Kennedy, Saskatchewan sits some 200 kilometers east of Regina, and has some 240 inhabitants – on a good
day. Each and every single one of them has a special connection to the Olympic Winter Games: Team Canada
defenceman and sparkplug Colleen
Sostorics, a native of Kennedy who has gone to represent them, and all of Canada, on the biggest
international sporting stage of them all.
Kennedy’s population dropped by one a few years back, when Colleen Sostorics moved to Calgary to train
full-time, and chase her dream of patrolling the blue line for Canada’s National Women’s Team at World
Championships and the Olympics. But Kennedy could always count on her. When she plays, when she speaks, the
town of Kennedy is always in the forefront. And when you drive through Kennedy, you may very well end up on
Colleen Sostorics Way, a street named after her following the 2002 Winter Olympics.

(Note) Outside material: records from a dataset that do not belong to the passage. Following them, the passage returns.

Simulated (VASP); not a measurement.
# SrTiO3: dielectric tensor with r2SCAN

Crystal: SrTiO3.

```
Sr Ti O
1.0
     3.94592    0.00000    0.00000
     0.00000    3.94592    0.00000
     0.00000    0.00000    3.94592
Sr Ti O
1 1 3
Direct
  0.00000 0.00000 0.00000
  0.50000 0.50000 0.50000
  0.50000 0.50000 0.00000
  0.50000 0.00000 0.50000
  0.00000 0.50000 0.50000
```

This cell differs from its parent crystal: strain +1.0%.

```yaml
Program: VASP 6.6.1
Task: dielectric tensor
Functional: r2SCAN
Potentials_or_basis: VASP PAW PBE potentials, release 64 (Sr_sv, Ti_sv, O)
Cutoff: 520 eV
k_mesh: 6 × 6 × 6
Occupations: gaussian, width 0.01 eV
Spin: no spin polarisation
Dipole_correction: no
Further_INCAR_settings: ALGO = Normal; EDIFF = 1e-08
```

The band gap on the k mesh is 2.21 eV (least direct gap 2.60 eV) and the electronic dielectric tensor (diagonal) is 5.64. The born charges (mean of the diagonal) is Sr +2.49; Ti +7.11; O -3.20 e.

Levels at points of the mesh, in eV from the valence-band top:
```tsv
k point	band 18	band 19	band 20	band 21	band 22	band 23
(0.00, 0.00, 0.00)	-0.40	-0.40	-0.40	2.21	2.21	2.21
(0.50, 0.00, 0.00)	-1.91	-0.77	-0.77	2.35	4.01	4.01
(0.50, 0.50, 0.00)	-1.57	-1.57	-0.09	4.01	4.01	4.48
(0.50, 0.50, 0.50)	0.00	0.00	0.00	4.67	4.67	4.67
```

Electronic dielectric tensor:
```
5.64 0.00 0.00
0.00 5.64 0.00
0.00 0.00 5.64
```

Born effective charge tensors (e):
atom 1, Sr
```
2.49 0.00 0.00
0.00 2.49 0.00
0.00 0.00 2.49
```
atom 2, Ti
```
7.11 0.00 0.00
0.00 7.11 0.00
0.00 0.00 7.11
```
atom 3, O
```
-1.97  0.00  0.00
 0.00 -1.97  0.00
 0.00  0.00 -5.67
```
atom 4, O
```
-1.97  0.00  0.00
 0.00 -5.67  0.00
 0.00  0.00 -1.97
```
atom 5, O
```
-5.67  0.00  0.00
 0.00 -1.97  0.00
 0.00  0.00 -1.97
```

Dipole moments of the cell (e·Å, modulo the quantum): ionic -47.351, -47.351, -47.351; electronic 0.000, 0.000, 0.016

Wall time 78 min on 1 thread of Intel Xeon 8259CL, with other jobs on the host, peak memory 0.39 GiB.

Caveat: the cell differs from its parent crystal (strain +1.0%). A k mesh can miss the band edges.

Sostorics’ story is a very Canadian story. Smalltown kid plays minor hockey all the way up, first lacing up
the skates at the age of four. Voted captain of the town’s boys Bantam AA team. And now an Olympic hero.
Except this was a girl playing boy’s hockey. Not that anyone ever brought that to her attention.
“I think that I have the community and the boys that I played with to thank for where I am today. If they
wouldn’t have been supportive of having a girl on the team, and had picked on me or made me feel unwelcome, I
probably never would have kept playing and been able to come to a great thing like the Olympics. I really do
have the community of Kennedy and the guys who I played with growing up to thank for this.”
“Playing in Kennedy, you play with the same group of players growing up all the way from when you’re four
years old. Every year, you’re with the same core group of players. So, to the guys on my team, I was just
another hockey player. Just ‘one of the boys’, if you will. It was really just my friends that I was playing
with, not that I was a girl on a boys team.”
While Sostorics notes that she hasn’t been able to stay in touch with all of her former teammates, she knows
that they are somewhere watching and cheering for their former neighbour, classmate and captain.
“I’m sure they’re all very, very proud, and glued to their tvs. Not only to watch us play but all the
Olympics. I think it really brings Canada together in the small towns in rural Saskatchewan.”
“Everytime that I run into one of them on the street, when I’m home, or in Regina, they’re always saying ‘Do
you remember when?’ and ‘I can’t believe that I used to play with you’. So all the guys are so supportive. I
also get the odd e-mail of support from them as well.”
With only hours left before another ‘most important game of her life’, Sostorics’ focus stays the same. And
the fact that Sweden, a team that Canada has defeated 43 times in their 44 meetings. A team that Canada beat
nine times this year, including a 2-0 exhibition game seven days before the Winter Olympics bgean.
“It hasn’t changed our preparation at all. We’re still into the game, as it’s where we wanted to be, in the
gold medal final. We had a great practice today, we have a pre-game skate tomorrow. And we’ll be ready when
the puck drops at 8:30.”
So will Kennedy.
Sostorics on the advantage of having the experience of playing in an Olympic final in 2002
“Being at a second Olympics, you sort of know what to expect going into that final game. And we know what it
means, so we’re preparing as well as we can so that we have the best game of our lives.”